JCSU STEM Grants Will Benefit Two West Charlotte Schools

Nov 17, 2017

Johnson C. Smith University has received $1.8 million in grants to expand its STEM program and expose students at two schools in west Charlotte to computer science and other forms of technology.

Dr. Hang Chen, dean of JCSU's College of STEM (second from left)
Credit JCSU

Through the initiative, students at West Charlotte High School and Ranson International Baccalaureate Middle School will participate in technology-oriented after-school programs and summer sessions at JCSU to get them thinking about STEM careers. Many of the students will come from disadvantaged communities and have not had a lot of exposure to the high-tech industry. JCSU officials say the program will give them more hands-on STEM experiences and make them better prepared when they enter college. The program will also focus on getting the students to focus on STEM entrepreneurial opportunities.

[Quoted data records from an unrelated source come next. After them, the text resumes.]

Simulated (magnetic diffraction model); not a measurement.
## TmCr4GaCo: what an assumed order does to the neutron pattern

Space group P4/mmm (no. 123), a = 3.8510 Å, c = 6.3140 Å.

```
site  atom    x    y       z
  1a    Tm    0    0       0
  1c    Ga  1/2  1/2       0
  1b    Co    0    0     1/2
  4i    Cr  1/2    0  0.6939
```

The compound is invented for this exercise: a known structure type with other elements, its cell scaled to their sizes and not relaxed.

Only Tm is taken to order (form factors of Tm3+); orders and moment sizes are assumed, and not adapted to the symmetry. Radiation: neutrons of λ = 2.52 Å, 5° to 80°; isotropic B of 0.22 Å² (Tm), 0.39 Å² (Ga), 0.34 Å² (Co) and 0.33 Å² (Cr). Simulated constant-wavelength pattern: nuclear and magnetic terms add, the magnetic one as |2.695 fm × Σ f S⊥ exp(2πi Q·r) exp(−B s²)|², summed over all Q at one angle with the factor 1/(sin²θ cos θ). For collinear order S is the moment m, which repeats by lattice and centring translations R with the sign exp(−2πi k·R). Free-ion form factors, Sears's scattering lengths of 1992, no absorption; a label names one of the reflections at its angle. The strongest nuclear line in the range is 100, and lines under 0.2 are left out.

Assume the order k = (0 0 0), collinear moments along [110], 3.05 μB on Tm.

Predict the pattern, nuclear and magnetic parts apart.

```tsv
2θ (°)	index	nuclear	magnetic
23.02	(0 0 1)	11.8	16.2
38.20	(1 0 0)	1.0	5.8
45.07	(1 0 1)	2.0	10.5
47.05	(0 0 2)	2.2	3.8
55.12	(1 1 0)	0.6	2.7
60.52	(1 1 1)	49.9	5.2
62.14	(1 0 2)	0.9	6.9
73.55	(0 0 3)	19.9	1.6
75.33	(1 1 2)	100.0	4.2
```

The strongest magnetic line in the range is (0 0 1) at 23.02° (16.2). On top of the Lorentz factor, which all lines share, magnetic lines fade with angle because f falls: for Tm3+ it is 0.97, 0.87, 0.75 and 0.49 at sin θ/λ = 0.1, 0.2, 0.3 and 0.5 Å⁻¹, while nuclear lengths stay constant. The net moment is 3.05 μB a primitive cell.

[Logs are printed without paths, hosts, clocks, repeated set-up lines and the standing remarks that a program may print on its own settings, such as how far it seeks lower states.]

A JCSU press release says students will work closely with the students at both schools as mentors over the next three years. Some of the funds will also be used to purchase equipment and other materials to broaden the university’s STEM program Market-driven courses will be offered and summer programs that focus on technology and entrepreneurship will be offered to entering freshmen.

“JCSU's faculty and staff are ready to accelerate our impact for creating a strong STEM workforce in the innovation economy. With this additional support, we will be able to continue on the university’s radical trajectory,” Dr. Hang Chen, dean of JCSU’s College of STEM, said in the press release.

JCSU students at a summer program sponsored by Google
Credit JCSU

JCSU officials say the long-term goal of the initiative is to expand the initial pilot program at the two schools to students in kindergarten through the college. The initiative is funded by the Kenan Charitable Trust and the U.S. Department of Education.

This past summer, Google funded a STEM program at JCSU for 20 incoming students. In addition to sending Google employees to the university, two JCSU professors spent six weeks at Google’s Faculty-In-Residence program.